Q: What kind of research did you need to do to write the novel, and did you learn anything that especially surprised you?

A: I did a lot of reading on memory, and how we form—and retain—memories, which was fascinating. But because confabulated memory disorder is somewhat rare, most of the research I found on that specific condition was anecdotal—stories of people dealing with these false memories, and the challenges they faced to unravel what was real and what wasn’t.

The thing that surprised me most was how inaccurate our memories are! We are constantly reframing our memories; every time we recollect a memory we subtly make changes to it. So eventually, while the memories we have feel intact and accurate, they are quite different from the original experience.

Q: What are you working on now?

A: My next novel, Recipe for a Perfect Wife, comes out Feb. 25, 2020. It’s a dual-narrative, dual timeline novel about a vintage cookbook and an old house, which connect across decades a reluctant, modern housewife and a 1950s housewife with a sinister secret, proving you can never really know what goes on behind closed doors, or within a marriage.

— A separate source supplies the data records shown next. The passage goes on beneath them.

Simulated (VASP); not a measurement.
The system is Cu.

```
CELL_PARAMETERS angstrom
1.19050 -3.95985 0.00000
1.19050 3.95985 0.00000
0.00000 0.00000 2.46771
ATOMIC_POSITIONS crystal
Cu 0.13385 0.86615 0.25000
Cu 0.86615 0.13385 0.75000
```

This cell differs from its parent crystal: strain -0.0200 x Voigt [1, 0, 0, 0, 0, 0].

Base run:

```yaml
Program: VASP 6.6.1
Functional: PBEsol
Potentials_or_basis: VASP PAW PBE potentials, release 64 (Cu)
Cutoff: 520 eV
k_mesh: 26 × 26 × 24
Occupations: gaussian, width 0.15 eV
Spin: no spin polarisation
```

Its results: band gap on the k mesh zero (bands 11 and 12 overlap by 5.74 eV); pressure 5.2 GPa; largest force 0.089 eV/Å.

It showcases that while we have made progress since the 1950s, there remain challenging gendered roles and expectations for today’s women, especially wives and mothers. I’m really excited for people to read it!

I’m also working on my first non-fiction project—The Happy Hour—which is about getting up early (like, 5am early!) to do something you’ve always wanted to but never thought you’d have the time for. It looks at how to uncover this “magic” hour each day, and strategies to exploit it so you can accomplish a passion project. It publishes winter 2021 with HarperCollins.